Neotel is determined to turn a profit in the near future, a target the market expects it to meet as it scales down on capital expenditure.
However, its ambitions will cost the local consumer, as lower infrastructure investment will mean it will never become a fully-fledged second national operator, or achieve its 15% market share target that was set when it launched four years ago, note analysts.
Neotel's new CEO and MD, Sunil Joshi, yesterday said the company would be profitable at an earnings before interest, depreciation, tax and amortisation line this financial year. That means Neotel will be profitable on a cash basis by next March.
The operator also has plans to get to the next two levels of profitability, and eventually make money at a net level. However, Tata Communications MD and CEO Vinod Kumar would not disclose Neotel's timelines to get to these targets.
According to its latest annual report, it made a R1.1 billion loss in the 2010 financial year, almost 50% higher than the R739 million it lost in 2009. In 2008, it lost R320 million.
Fully supportive
Joshi says Neotel came into SA as a challenger and has grown from a zero base to turning over R2 billion in revenue. However, to get there from scratch meant significant investment in its network.
Neotel has spent R3.5 billion in four years to lay down thousands of kilometres of fibre. However, its fibre rings and connections are largely limited to the major metropolitan areas. The operator will invest around R500 million a year, over the next few years, says Joshi.
Neotel wants to add 25 000 consumers to its base this year, and grow revenue from the corporate segment by 30%, says Joshi. He adds it will also launch new products.
Kumar says Tata Communications, Neotel's largest shareholder, is fully behind Neotel. “We haven't questioned Neotel's ability to execute on the market opportunities in SA.” He notes there are “significant opportunities” for Neotel in SA, and Tata will back the company financially if needed.
Tata's strategy is to target emerging markets, where it has been investing for the last four to five years, says Kumar. “Neotel is at the heart of our strategy.”
The second national operator received its licence in December 2005, 44 months behind government's initial schedule. Neotel finally launched almost a year later, in September 2006, and set itself the target of taking 15% of Telkom's market share.
Neotel currently has 50 000 consumer customers, and about a 100 corporate clients, a far cry from the 15% market share it aimed to achieve within five years. Telkom has around four million fixed-lines in SA, and dominates the corporate space.
At what cost?
WWW Strategy MD Steven Ambrose says Neotel can meet its aims of becoming profitable if it manages its costs. He says the company's business plans have focused on areas in which it could make faster returns.

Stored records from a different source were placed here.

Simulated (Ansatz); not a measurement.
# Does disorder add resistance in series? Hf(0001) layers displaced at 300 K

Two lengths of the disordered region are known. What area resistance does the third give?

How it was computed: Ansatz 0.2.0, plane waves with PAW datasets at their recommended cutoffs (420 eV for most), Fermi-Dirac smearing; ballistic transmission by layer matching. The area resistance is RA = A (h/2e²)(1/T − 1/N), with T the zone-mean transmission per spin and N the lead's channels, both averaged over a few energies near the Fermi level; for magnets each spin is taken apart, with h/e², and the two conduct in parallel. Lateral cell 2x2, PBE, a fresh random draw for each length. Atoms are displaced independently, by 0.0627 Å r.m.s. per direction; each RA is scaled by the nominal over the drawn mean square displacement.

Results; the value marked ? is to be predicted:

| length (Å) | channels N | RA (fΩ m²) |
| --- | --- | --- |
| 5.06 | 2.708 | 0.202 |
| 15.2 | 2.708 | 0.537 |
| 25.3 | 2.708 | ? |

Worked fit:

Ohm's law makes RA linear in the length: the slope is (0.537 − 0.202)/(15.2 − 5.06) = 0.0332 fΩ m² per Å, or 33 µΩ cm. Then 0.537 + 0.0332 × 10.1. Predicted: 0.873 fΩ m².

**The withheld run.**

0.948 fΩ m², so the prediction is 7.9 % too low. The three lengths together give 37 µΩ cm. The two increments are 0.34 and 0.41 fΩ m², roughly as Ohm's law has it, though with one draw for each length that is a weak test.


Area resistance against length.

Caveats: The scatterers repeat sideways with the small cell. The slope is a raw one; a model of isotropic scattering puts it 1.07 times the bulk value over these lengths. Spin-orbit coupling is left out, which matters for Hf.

Neotel was mandated to be a second national operator, but is not behaving like one, comments Ambrose. He says to take away 15% market share from Telkom, Neotel would have to invest at least R30 billion in infrastructure, delaying profitability by years.
Ambrose says, with its capital investment down “significantly”, Neotel can start turning a profit. “They've decided to make money at the expense of the South African public.” He believes Neotel will never truly compete against Telkom.
Neotel is not doing anything significant in the consumer space, although it is making all the right noises, argues Ambrose. The company hasn't opened many retail stores, or launched a range of products for the consumer segment as this would cost “huge money” and Neotel is not spending at that level, he adds.
Imara SP Reid analyst Warwick Lucas says Neotel would have to seriously outspend and undercut Telkom in pricing to take market share away from Telkom. He says Neotel's profitability hinges on slowing down its capital investment.
Warwick says Neotel has spent a large amount on infrastructure, but has yet to expand outside the major metropolitan areas.